7)Where Do Thoughts Go?
David Koebel
A good example of the potential within flash poetry—this is three poems in one. Its interactive sound and sight create two interlocking poems. The writerly dynamic—toggle b/w sound and words—offers an interactivity that adds a third poem (or more) to the mix. The cyberpoet invites you to come experiment with the pauses, and conjured sights and sounds, to experience the poem in your own way. Short enough to stand up to replay after replay.
8) Charmin' Cleary
Edward Falco
Early hypertextual, non-linear, no-definitive-ending, short story that still works. The believable cast of characters and good storytelling are the reason. The technology is behind the curtain but very much part of the experience, integral yet never showy. Falco describes the effort as an attempt to rein in hypertext to see "what tricks might be accomplished with a tighter hold." Click here for Author's notes.

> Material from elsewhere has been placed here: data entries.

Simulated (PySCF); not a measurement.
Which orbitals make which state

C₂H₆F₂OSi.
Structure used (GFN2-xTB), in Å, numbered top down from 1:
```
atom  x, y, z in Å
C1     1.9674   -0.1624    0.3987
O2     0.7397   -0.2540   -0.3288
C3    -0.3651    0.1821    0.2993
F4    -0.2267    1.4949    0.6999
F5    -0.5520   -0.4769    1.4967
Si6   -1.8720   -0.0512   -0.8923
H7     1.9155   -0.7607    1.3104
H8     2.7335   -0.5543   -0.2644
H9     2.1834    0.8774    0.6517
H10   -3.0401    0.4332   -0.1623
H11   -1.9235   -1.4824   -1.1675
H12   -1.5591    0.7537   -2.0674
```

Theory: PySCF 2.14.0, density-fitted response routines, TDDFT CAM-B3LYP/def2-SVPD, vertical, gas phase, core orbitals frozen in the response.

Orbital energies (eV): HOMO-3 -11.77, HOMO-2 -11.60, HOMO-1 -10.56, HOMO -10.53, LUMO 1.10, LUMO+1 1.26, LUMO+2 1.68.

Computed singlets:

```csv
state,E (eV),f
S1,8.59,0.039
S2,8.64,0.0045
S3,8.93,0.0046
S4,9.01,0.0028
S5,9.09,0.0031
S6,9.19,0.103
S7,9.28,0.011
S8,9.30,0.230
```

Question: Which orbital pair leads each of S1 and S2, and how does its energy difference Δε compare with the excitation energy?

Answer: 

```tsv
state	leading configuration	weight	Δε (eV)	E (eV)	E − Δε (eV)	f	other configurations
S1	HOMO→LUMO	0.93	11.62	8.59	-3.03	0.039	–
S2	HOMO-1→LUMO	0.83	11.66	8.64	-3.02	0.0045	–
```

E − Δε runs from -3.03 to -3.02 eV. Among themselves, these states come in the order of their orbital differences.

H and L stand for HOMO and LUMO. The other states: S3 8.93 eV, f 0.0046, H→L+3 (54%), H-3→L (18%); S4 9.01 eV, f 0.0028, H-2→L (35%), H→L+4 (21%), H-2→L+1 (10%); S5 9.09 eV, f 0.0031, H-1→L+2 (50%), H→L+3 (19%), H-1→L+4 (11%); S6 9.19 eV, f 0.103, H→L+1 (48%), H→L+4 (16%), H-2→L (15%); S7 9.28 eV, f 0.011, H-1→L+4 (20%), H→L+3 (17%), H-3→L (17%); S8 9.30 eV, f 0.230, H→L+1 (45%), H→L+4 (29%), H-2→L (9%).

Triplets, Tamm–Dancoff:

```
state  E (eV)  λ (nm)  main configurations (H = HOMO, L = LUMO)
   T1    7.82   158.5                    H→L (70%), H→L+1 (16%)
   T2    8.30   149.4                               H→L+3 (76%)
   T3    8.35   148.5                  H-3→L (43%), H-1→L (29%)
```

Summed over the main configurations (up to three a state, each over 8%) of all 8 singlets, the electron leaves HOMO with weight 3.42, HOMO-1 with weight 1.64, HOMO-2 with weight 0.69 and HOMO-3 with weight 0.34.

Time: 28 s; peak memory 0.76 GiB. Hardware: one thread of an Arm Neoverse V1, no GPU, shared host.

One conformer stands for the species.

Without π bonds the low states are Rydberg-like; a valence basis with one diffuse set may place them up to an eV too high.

9) Floppy Disk Digital Fiction
What might be on an old floppy disk found on the ground? Even a non-linear voyeuristic short story based on "old" technology can be visually and intellectually stimulating. Notice the subtle "sound" effect adding to the "old" feel.
10) Go Fish
Loss Pequeno Glazier
One look at this early cyberpoem seems like a triumph of design over poetics but when studied a little longer, hidden authorial and social meanings may come to mind along with the playful inventiveness (or not, but that might also be the point).
11) Jabberwocky Engine
Neil Hennessey
Is the "Jabberwocky Engine" a poem? Syntaxical theory? Rhetorical roulette? Once turned on, the "Engine" circulates letters to produce nonsensical words that sound like English words, in the same spirit as the "words" in Lewis Carroll's "Jabberwocky." As the site explains, "Hennessey realizes a linguistic chemistry with letters as atoms and words as molecules."
12) Stops And Rebels, Brian Kim Stefans
Stefans gives his own hypertext "computer poem—and hypertext in general—an on-screen hypertextual critique." Also the creator of "The DreamLife of Letters" (see above), one of the earliest hypermedia poetic efforts complete with critique.
13) 3 Proposals For Bottle Imps
William Poundstone
From Iowa Review Web intro: "William Poundstone's ground-breaking New Media piece is loosely inspired by the story-telling automata in Raymond Roussel's novel Locus Solus. Be sure to read the FAQ section. Poundstone makes this obscure allusion less so—and he connects Roussel's narrative devices to contemporary issues of electronic literature."
14) 253
Geoff Ryman
An early hypertext novel which takes place on a broken-down tube train in London. Links move through the train into each passenger's thoughts, jump to the sensational ending, back and forth even to the advertisements on the train, interconnecting in a non-chronological way, not without authorial, tongue-in-cheek comment. Often cited as a highly accessible "hyperbook" where the links, much like a hyper-train of thoughts and actions, are all connected, serving a real purpose in the narrative.
15) Pax
Stuart Moulthrop
Hypertext pioneer Michael Joyce once said. "In this the adolescence of our technological age, it is hard to go too far." Or so Stuart Moulthrop quotes him, as Moulthrop pushes as far as he can, inventing something he calls "instrumental text" in this "middle space between interactive hypertext fiction and games." Not a work of literature in the ordinary sense; nor a game, but meant to be played as well as read. "Whether this text is hyper, cyber, techno, or oulipo, indeed whether it is "text" at all," says Moulthrop, "leave to those who care about such matters."